One sad but awesome bit of news is that Becky, the industrial designer that we’ve been working with from the start, received a really great job offer in San Francisco and has decided to accept. Luckily for us, before leaving Becky put us in touch with a friend of hers named Jack who she met in industrial design school. Jack is very talented and quite accomplished already having designed a wide variety of new products that range from high end custom flatpack furniture to soft goods like hiking boots and backpacks, all the way to ergonomic virtual reality controllers just to name a few. He’s also skilled in graphic design as well which will come in handy down the road.

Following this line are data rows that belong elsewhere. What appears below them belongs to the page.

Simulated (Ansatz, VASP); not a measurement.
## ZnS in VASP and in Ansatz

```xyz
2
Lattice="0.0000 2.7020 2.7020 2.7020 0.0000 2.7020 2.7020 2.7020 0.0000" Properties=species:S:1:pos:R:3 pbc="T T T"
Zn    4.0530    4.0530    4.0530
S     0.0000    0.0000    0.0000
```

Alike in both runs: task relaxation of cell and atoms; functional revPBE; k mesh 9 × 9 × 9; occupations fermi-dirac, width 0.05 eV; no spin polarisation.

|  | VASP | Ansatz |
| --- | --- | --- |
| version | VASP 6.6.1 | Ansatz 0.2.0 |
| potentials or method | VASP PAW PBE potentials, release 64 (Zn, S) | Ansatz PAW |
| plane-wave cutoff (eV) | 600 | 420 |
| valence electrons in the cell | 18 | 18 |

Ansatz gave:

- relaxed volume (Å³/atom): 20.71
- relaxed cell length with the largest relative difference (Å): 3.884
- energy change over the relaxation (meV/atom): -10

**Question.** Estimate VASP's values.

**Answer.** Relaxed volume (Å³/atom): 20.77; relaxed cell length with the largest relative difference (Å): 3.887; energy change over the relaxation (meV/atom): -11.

Jack has some mighty big shoes to fill but we're confident that he’s up to the challenge. His job now is to take over where Becky left off. He’s working to come up with the best configuration of the components to minimize the bulk and evenly distribute the weights so it’s comfortable to hold. As he’s doing that he’s modifying the enclosure design that hold all the parts together. The current thinking is to include a few ribs to give the body added strength and durability, place a few bosses in there to hold the parts in place, squeeze in a few pieces of cut foam to make sure everything fits snugly and doesn’t wiggle (and to give it some extra padding in case it’s dropped), and then hold the two molded halves together with a tongue and groove joint around the seams. 


Currently the design looks a little something like this. It’s already pretty small but we think we can further slim it down by about 30% in width. In the final version the exterior will be more stylized with different lines and textures, but this will likely be the rough shape of it.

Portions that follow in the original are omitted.